This song wasn't always so Norah-Jones-y. It began as a plea, a prayer, a desperate rain dance.
I live in Vancouver, Canada. It rains a lot here. I'm not from here, so I am not used to the rain. It depresses me. Of all the places I could have chosen to live, I picked the one that presses all my buttons, that drives me mad, that challenges me beyond measure. Every winter, when the rains start, I brace myself for a battle, and the battle comes, and I fight it with everything I have. And when it's over, I feel victorious, triumphant, and exhausted.
But all that is for another post. Let's get back to the song.
I wrote it as the incessant rains were pouring, pouring, pouring from the sky. I was depressed. But I liked the song. Writing it made me feel better. Plus, I wrote it on piano, which was a first for me. But it was really personal, intensely so. So I changed the words a little bit when it came time to record. I didn't want to sing my depression song in any permanent way. Why give the monster such a long life?

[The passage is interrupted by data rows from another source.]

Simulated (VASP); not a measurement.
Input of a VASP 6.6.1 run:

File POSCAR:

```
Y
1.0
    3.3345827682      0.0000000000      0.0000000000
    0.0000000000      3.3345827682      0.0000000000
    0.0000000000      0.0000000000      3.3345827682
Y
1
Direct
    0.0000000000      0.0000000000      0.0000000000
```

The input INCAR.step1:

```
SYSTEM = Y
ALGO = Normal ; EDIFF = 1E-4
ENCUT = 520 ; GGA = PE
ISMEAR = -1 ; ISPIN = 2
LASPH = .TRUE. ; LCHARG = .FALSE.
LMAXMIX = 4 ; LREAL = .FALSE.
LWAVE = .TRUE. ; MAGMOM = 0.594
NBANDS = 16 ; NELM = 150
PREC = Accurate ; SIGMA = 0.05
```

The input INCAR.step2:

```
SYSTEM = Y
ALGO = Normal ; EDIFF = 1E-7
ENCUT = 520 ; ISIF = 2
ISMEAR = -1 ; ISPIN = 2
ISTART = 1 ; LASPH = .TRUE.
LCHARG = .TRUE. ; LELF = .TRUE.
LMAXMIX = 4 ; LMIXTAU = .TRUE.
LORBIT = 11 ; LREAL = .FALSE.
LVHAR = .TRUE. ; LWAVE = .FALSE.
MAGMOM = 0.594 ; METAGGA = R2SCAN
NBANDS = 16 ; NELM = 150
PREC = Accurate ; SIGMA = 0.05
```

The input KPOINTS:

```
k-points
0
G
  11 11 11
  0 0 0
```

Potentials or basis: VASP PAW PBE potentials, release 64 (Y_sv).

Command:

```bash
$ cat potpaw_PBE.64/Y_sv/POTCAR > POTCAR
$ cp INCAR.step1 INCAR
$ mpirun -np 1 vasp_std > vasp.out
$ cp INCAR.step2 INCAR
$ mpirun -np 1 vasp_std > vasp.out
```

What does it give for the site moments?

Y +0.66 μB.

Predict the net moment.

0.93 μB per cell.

If you listen to the song in this context, it's a whole different thing than it is now in its Norah Jones-y version. Mostly I just changed the last line in every verse, from something like "I need the sun to come out" to "stay with me tonight." For example:
Crying, oh Lord I'm crying
can't see the river for to cross
even though I'm trying
the curtains are all open
and I'm wishing and I'm hoping
for a little sun and little shine and a little time - old words, changed to
that I'll be alright and you'll stay with me tonight - new words
in this verse, the curtains being open, and the crying, were literal. While I was writing the song, I cried a lot - depression will do that - and I literally opened all the curtains, to let in any bit of light that might be able to come in. And I stood by the open windows and I looked out at the rain and I prayed for it to stop. It didn't stop. Not that night or the next night or the night after that. It stopped much later, when it was good and ready. I don't think my prayers had anything to do with it.
So that's the story of "Stay with me Tonight", which formerly had another title which I have since forgotten.